James, I do all my development on a model 270 with zero interactive CPW.  As
long as I am using one session at a time, there's no problem.  There's also
no problem switching between multiple sessions, provided none are doing
anything CPU intensive - I regularly have three or for sessions up, and hop
between them.  However, if I, for example, start a mass compile
interactively on one screen, and then try editing on another, the machine
will lock up.

Of course, for a single user, the answer is simply to submit long-running
tasks to batch, and most of the time that's sufficient.  That's not to say
it's all sweetness and light.  There are a few things I've found that will
cause the machine to bog down, even on a single session.  Holding the page
down key to scroll through a long spool file is one way to bog the machine
down.  In fact, any repetitive large-scale screen I/O has a tendency to
occasionally slow the machine down to a crawl.  At that point, the only
solution is to wait a few seconds for the machine to "cool down", and then
go on with your business.

Far more annoying is the occasional habit the debugger has of seizing up.
This primarily happens if you try to single step through a piece of code
with a whole bunch of F5's queued up in your type-ahead (I think F5 is
single step - I forget).  It's especially bad when debugging a batch job,
for some reason.  It seems that the machine gets very confused and thinks
there are two interactive jobs and WHAM up goes the CFINT.

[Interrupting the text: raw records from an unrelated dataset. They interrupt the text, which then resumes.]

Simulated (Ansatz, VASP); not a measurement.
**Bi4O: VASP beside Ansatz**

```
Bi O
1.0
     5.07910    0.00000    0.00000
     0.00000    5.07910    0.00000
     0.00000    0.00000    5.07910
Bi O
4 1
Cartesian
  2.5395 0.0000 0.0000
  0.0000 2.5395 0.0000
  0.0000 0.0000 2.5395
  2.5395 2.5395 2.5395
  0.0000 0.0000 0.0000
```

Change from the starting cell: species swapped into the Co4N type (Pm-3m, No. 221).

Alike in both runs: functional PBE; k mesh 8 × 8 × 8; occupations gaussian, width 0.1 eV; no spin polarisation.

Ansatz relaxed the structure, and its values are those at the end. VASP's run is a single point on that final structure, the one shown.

You're right in assuming it's the QWSGET that's doing it.  From what I
understand, any calls to the workstation functions causes the interactive
bit to get set in the job (this is the bit that the infamous FAST400
cleared).  Any technique that uses telnet or screen scraping will be seen as
an interactive session.  That's the side benefit of my approach; the jobs
run in batch, and don't use the workstation functions, so they in effect
stay "below the radar" of the CFINT governor.

So, your two basic approaches are to either rewrite your business logic
completely into true servers, or else update your I/O routines to use an API
along the lines of my server/client design.